A native New Yorker Scheffler’s relationship with Hewitt dates to 1951, when the exec hired him as a copy boy on CBS’ Douglas Edwards with the News. Produced and directed by Hewitt, it had debuted in 1948 as the first network TV news program. Also in 1951, Scheffler became its first street reporter. His initial field assignment was to ask people whether they thought Gen. Dwight Eisenhower should enter politics and run for the Republican presidential nomination.

Scheffler was drafted into the Army in 1953 and served his two years. During this period, he helped write and produced a weekly CBS series in which a Korean War recruit was followed through basic training at New Jersey’s Fort Dix. Scheffler returned to CBS and continued working as writer, reporter and producer for the nightly network news and other regularly scheduled CBS News programs through the 1950s.

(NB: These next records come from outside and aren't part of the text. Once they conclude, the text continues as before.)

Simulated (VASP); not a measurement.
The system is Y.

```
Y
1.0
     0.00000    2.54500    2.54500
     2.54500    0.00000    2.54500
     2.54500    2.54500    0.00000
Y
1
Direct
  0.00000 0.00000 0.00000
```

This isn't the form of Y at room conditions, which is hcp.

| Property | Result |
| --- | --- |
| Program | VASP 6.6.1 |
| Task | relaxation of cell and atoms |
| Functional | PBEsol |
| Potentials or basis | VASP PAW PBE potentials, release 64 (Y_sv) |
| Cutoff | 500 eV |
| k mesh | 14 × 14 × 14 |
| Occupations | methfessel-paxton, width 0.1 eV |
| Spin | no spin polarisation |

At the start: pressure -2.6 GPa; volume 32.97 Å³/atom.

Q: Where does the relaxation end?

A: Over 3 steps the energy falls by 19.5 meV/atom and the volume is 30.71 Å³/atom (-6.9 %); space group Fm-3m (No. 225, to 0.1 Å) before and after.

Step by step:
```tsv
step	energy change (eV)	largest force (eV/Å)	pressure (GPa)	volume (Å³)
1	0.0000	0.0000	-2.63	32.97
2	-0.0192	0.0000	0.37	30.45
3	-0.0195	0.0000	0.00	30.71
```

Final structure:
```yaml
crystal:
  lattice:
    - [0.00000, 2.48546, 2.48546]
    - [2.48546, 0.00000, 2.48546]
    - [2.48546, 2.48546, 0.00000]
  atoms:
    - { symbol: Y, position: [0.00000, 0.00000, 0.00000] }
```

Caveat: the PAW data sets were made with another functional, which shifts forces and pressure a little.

From 1960-63. Scheffler served as associate producer and on-air reporter next gig for the news program Eyewitness. He briefly served as an associate producer on The CBS Evening News with Walter Cronkite, where he covered the Kennedy assassination, before joining the documentary unit in 1964. There, Scheffler would produce more than 100 documentary and special news broadcasts. In 1981, he received the Alumni Award for distinguished contributions to journalism from the Columbia University Graduate School of Journalism. He also once taught classes there.

Scheffler is survived by his wife, Dr. Linda Weingarten Scheffler; daughter Ramsay Klaff; and son Adam.